What’s a Software-Intensive Business?
I coined the phrase “Software-Intensive Business” after three decades as employee, contractor, and consultant. I found myself saying, “These folks have backed into the software business, and they don’t know it.”
I think a list of attributes is easier to understand than a formal definition.
- Software-Intensive Businesses don’t explicitly license software or sell software-development services
- Software-Intensive Businesses are up to something that causes them to pay programmers on a more or less regular basis
- Software-Intensive Businesses hear about it from customers and/or see it on the income statement if the programmers mess up
- Software-Intensive Businesses often don’t recognize software development as a core competency
A Software-Intensive Business is one that doesn’t know what it doesn’t know about software development, and what it doesn’t know can hurt it.

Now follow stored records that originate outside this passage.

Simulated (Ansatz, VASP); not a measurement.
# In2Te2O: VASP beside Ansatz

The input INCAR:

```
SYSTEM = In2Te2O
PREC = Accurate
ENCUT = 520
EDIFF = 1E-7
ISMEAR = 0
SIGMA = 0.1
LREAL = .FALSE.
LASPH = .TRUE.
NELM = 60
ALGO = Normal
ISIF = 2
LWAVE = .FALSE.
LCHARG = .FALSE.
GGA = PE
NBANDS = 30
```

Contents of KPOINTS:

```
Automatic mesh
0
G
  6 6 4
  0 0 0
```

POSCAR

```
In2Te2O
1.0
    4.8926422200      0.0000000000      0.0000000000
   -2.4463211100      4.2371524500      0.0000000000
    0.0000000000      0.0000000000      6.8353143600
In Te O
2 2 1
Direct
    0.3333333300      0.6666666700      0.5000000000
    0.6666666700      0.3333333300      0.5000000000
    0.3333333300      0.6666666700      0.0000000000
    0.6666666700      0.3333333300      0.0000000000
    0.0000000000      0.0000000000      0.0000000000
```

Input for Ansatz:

Software as a Strategic Asset
In their book IT Governance, Peter Weill and Jeanne Broadbent explain that Information Technology (IT) is a core asset of modern business, along with human assets, relationship assets, financial assets, physical assets, and intellectual property assets. Companies that intentionally manage their IT assets through a sound governance process significantly outperform those that don’t.
In a Software-Intensive Business, custom or customized software, as a subset of IT assets, is of strategic importance.
Managing software assets is different than any other form of management, including IT infrastructure. Software-intensive businesses can get into trouble when they do not have software-management expertise on their executive team.